Record high-frequency order book depth, hardware

stephencrowley · May 9, 2005

Do any of you guys record depth quotes from all the ECNs for backtesting purposes?

I've written some software to do this with 2 seperate direct access brokers via their respective APIs and was wondering how you guys handle the volume?

I'm recording ECN+Nasdaq level II for the top 10 nasdaq-100 and only nasdaq level II for the remaining 90 and the volume is crushing my poor little T1.

About 1.5 million records per hour is being recorded to my sql database. The database is only capable of writing around 500 records per second so the reamining is queued into memory and it finally all gets flushed out about 30 minutes after market close.

My main question is, if anyone is doing this, what kind of hardware setup are you using?

I'm thinking of building a dual-opteron 252 with 8gigs of ram, raid, etc. But i'd like to see if anyone is willing to share their experiences in this area first.

nitro · May 9, 2005

With this:

http://www.elitetrader.com/vb/showthread.php?threadid=28762

nitro

stephencrowley · May 9, 2005

Yow. You actually have this board now? I've been hearing great things about the dual-cure opterons lately.

Back on to something more relevant to automated trading:

Do you guys believe there is value in using a full aggreated order book compared to just pricing or level2 data?

Quote from nitro:

With this:

http://www.elitetrader.com/vb/showthread.php?threadid=28762

nitro
More...

nitro · May 9, 2005

Quote from stephencrowley:

Yow. You actually have this board now?
More...

Yes.

...
Do you guys believe there is value in using a full aggreated order book compared to just pricing or level2 data?
More...

I don't know, it is on my list of research projects.

nitro

originalskunk · May 9, 2005

Quote from stephencrowley:

About 1.5 million records per hour is being recorded to my sql database. The database is only capable of writing around 500 records per second so the reamining is queued into memory and it finally all gets flushed out about 30 minutes after market close.

My main question is, if anyone is doing this, what kind of hardware setup are you using?

More...

Have you considered that the problem may be sql, not the hardware. If you check amongst all the commercial trading software, I doubt you will find (m)any that are using a sql database to store high frequency time series data. Most tend to write arrays of fixed length records to flat files. These days most modern operating systems offer some flavor of memory mapped file so the io performance can be blindingly fast. c-tree used to be popular.

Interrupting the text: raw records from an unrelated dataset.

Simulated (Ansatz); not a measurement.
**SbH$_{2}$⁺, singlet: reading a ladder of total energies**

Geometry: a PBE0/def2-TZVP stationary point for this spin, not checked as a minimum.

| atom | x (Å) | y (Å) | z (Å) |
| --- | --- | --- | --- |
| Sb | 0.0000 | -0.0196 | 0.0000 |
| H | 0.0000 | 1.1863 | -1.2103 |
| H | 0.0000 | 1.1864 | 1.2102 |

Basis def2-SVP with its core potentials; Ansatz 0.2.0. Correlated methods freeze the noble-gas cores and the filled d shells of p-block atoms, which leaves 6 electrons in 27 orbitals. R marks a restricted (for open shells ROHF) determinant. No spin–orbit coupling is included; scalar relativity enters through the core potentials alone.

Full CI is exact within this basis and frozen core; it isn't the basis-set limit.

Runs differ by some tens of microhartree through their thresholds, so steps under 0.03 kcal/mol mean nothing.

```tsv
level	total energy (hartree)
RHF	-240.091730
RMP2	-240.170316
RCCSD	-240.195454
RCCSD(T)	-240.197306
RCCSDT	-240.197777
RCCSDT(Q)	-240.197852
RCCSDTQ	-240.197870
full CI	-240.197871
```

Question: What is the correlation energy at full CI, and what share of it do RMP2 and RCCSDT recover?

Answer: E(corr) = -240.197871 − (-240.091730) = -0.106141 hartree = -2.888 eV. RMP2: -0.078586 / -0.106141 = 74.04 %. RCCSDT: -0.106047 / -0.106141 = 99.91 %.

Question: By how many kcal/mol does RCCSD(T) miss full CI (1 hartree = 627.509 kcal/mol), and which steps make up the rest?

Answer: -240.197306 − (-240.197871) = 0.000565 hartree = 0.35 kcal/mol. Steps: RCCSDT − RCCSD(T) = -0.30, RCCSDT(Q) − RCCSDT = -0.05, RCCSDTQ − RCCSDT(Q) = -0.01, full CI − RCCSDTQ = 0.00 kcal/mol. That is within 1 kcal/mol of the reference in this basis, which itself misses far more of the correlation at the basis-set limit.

stephencrowley · May 9, 2005

Quote from originalskunk:

Have you considered that the problem may be sql, not the hardware. If you check amongst all the commercial trading software, I doubt you will find (m)any that are using a sql database to store high frequency time series data. Most tend to write arrays of fixed length records to flat files. These days most modern operating systems offer some flavor of memory mapped file so the io performance can be blindingly fast. c-tree used to be popular.
More...

You're absolutely right about sql not being the best formance. But it makes it vastly easier to analyze, extract, backtest, report, etc. My main goal right now is gathering data and development of algorithms, so real-time recording is not all that import. This box is an old dual p3-800 anyway so I imagine a dual opteron system would have no problem with 2-3K records per second, and probably more with optmizing ODBC calls and batching statements.

Runningbear · May 10, 2005

You could try taking 10 second updates of the order book instead of all changes. Or you could go with a hardcore database like INSQL.

Sparohok · May 10, 2005

Are you sure your app is CPU limited? Have you measured the CPU load? It seems to me like a slam dunk that this is going to be massively IO bound. Just doing inserts of small rows into a SQL database, a Pentium 3 should be able to keep up with a large RAID array.

I agree with originalskunk, a SQL database is not the right tool for that volume of data. If you roll your own storage backend, you can process on the order of a million records per minute, not per hour. It will also be far more space efficient. I use SQL a lot, but not for tick data.

I'm curious, if just inserting the data into a SQL database is slower than realtime, how are you planning to do your backtest?

Martin

stephencrowley · May 10, 2005

It is cpu and IO bound. I'm running a vmware instance to run my win32 app which connects to the local postgres database via ODBC. All the context switching is taking a hit as well.

I am recording all data by using an in-memory queue. The tick data receiving thread is appending to the queue while the sql writer thread is pulling data off. It does lag, but after the markets close it only takes about 45 minutes to finish dumping all the tick data from memory.

Quote from Sparohok:

Are you sure your app is CPU limited? Have you measured the CPU load? It seems to me like a slam dunk that this is going to be massively IO bound. Just doing inserts of small rows into a SQL database, a Pentium 3 should be able to keep up with a large RAID array.

I agree with originalskunk, a SQL database is not the right tool for that volume of data. If you roll your own storage backend, you can process on the order of a million records per minute, not per hour. It will also be far more space efficient. I use SQL a lot, but not for tick data.

I'm curious, if just inserting the data into a SQL database is slower than realtime, how are you planning to do your backtest?

Martin
More...

science_trader · May 10, 2005

I'm doing that. Just using stupid text files and it works very well.